You know it should be him. He’s everything you thought you wanted and needed in a man, except for the fact that he isn’t him.

His touch doesn’t command your pulse to race. You don’t wait up until 3am wondering if he’s going to call, knowing he almost definitely has forgotten.
He doesn’t show up to your party drunk and embarrass you. But for some reason it’s him you need. You wonder if your heart will pound and your voice ever waver as it did when you were with him.

Him. Him. Him.

He’s addictive; he’s the caffeine you crave when you wake up in the morning and the Pinot you reach for at the end of a long day. Sometimes the coffee may be bitter and often the Pinot is warm, so why do you desperately crave him when there’s a reliable can of diet coke in the fridge.

It’s because my dear, you are addicted to rush and the drama that an intoxicating all consuming romance can bring. When he’s all you thought about and all you needed, when he was factored into every thought that passed.

You knew it was bad, you knew.

Everyone around you told you to stop, to find a nice guy who will treat you properly, to find a guy who won’t let you down or cause you so much pain.
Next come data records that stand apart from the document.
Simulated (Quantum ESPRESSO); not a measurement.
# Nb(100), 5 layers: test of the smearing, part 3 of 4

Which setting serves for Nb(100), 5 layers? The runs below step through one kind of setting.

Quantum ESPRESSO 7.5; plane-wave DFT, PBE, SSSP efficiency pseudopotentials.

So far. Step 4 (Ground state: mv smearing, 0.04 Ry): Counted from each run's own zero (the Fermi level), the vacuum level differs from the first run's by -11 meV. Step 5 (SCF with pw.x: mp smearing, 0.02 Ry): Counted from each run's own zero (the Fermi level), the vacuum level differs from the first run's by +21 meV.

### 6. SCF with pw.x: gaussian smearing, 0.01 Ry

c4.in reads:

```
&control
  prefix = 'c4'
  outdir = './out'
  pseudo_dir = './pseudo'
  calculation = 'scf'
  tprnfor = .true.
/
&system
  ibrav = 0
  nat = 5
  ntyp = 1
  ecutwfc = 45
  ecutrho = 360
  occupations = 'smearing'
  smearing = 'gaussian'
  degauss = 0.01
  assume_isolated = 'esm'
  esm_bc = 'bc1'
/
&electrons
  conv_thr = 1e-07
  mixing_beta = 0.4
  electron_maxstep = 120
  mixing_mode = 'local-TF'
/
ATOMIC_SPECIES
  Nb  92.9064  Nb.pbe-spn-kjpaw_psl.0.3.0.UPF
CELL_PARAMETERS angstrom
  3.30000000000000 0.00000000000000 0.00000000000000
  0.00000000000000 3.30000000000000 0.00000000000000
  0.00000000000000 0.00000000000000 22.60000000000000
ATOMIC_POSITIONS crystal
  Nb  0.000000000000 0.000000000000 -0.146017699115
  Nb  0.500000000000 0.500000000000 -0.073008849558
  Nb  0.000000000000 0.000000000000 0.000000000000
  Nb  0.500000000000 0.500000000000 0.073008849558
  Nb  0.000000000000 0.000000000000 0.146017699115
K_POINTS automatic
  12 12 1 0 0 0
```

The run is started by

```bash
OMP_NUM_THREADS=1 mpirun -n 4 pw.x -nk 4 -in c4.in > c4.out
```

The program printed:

Maybe you considered it for a while but ultimately nothing can fill the chasm he made in your life when he left you. You convince yourself that the pain is definitely worth the way he was able to make you feel when he chose to. He made you feel like you were something new, exciting, he made you rediscover yourself, he pushed you and tested you and finally- he broke you.

Letting the intoxicating substance leave your body and accepting the finality that the supply has been cut is the hardest part. Will your words escape you suddenly the way they did whenever you saw him? Will you ever succumb to the feeling you got when his hand touched the small of your back, the feeling that weakened your whole body-that wilted you?

You worry, panic, and try to reverse the withdrawal. You know it’s bad for you but you’re so blinded you don’t care, you can’t stop the craving.

The man you know you should love looks up at you and asks if everything is okay, did he get the right gin? He could always change it, he says.

His warm eyes look at you for the love and adoration you realise your eyes commanded from him. You assure him you’re fine, happy in fact and remember this is the man you should love. Even if you do eventually cram the chasm he left in your heart with romantic evenings, lazy afternoons, times spent laughing together at trashy tv shows, there will always be moments where this man looks at you and knows you’re still hoping for the feeling you got when you were engulfed by him.

You’re still hoping that the chasm will be filled, will heal or that another tragedy of a love affair will rush in and consume and distract you for a short while.

The reality is that he is gone, for whatever reason and you know you have to learn to allow your pulse to be commanded by someone new. Yes. You may never feel the way you did when you did with when you were with him, but maybe you needed to be broken so that the right person could help put you back together and make you stronger person who deserves the love he could never offer you.